Enables privileged EXEC mode.

Enter your password if prompted.

Step 2

configure terminal

Example:

Device# configure terminal

Enters global configuration mode.

Step 3

hardware profile tcam region vacl 0

Example:

Device(config)# hardware profile tcam region vacl 0

Configures the size of TCAM region for VLAN Access Control Lists (ACLs).

Step 4

hardware profile tcam region e-vacl 0

Example:

Device(config)# hardware profile tcam region e-vacl 0

Configures the size of TCAM region for egress VLAN ACLs.

Step 5

hardware profile tcam region racl 0

Example:

Device(config)# hardware profile tcam region racl 0

Configures the size of TCAM region for router ACLs.

Step 6

hardware profile tcam region e-racl 0

Example:

Device(config)# hardware profile tcam region e-racl 0

Configures the size of TCAM region for egress router ACLs.

Step 7

hardware profile tcam region qos 256

Example:

Device(config)# hardware profile tcam region qos 256

Configures the size of TCAM region for QoS.

Step 8

Enter one of the following commands:

hardware access-list tcam region openflow 1408
hardware access-list tcam region openflow 1408 double-wide

Example:

Device(config)# hardware access-list tcam region openflow 1408

Example:

Device(config)# hardware access-list tcam region openflow 1408 double-wide

Configures the size of TCAM region for interface ACLs.

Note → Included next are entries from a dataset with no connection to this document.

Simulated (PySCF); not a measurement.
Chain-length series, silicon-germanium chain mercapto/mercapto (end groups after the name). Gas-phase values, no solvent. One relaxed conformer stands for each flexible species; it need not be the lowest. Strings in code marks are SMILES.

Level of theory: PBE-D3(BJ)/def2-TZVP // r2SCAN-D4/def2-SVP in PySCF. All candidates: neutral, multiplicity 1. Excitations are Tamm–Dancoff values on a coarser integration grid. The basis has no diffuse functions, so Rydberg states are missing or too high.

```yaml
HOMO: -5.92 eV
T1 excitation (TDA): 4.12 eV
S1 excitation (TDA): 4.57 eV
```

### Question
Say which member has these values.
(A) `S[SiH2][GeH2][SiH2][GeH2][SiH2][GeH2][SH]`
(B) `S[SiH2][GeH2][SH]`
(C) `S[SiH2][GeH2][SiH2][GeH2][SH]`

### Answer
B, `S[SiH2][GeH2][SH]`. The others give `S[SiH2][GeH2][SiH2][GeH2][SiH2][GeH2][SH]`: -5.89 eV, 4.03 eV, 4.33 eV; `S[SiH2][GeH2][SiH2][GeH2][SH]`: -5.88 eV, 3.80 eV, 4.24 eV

To accommodate the additional match criteria of source and destination MAC addresses, the Cisco Nexus 3000 switch supports a new TCAM region, ifacl double-wide, which is a double-wide interface ACL.

The ifacl and ifacl double-wide sizes for Cisco Nexus 3172 are 3072 and 1536, respectively.

Note

To activate the TCAM regions, a reload is needed for the Cisco Nexus 9000 Series.

Step 9

exit

Example:

Device(config)# exit

Exits global configuration mode and enters privileged EXEC mode.

Step 10

copy running-config startup-config

Example:

Device# copy running-config startup-config

Saves the change persistently through reboots and restarts by copying the running configuration to the startup configuration.

Step 11

reload

Example:

Device# reload

Reloads the operating system of a device so that virtual-services container support for the device hardware can start.

What to Do Next

Configure global variables for Cisco Plug-in for OpenFlow logical switch.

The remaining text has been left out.